As a New Year's present to her, I let her choose the First Music.

First Music of the day is always an important thing; it's how you enter (or, I guess, re-enter, though somehow it always feels new to me) the world. And by that logic, I suppose first music of the first day of the year might have added weight, though it honestly doesn't feel portentous - just nice.

This particular album starts out vibrant and jumpy and settles itself gradually into a gently vibrating pool of molasses that carries you along with it in the most delicious way. I adore it, and it's the kitten's favorite. You can tell by her body language whenever I put it on.

Of course, that may have something to do with the fact that she's a birder, and - well, you know his nickname, don't you?

But getting back to that guitar string theory (see what I did there?), I think the reason why it always sends me a little when I hear those kinds of noises in an otherwise seamless recording is that it's a little jolt of reality. There is a live human playing this beautiful thing, and ohmygod it's real.

I had that same feeling about a conversation I had, more than a week ago (but it's still thrumming around in my bones), with the boy I like.

It wasn't the kind of conversation where you instantly agree with everything each other is saying. It was much better than that.

It was the kind of conversation that gives one furiously to think, and the kind where I looked across at him, and felt the guitar-string jolt. He's real.

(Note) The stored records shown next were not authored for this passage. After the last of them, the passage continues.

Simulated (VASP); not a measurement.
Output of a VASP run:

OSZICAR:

You may read that and think, duh. But - how can I explain this? There's a mad difference between constructing an image of someone and falling in love with it, and interacting with a living, breathing, substantial, complicated, warm-blooded, differently impassioned human being. As a young person, I might have chosen the former.

As I am now, give me the hot, messy, complicated, challenging, beating heart of a solid human any day.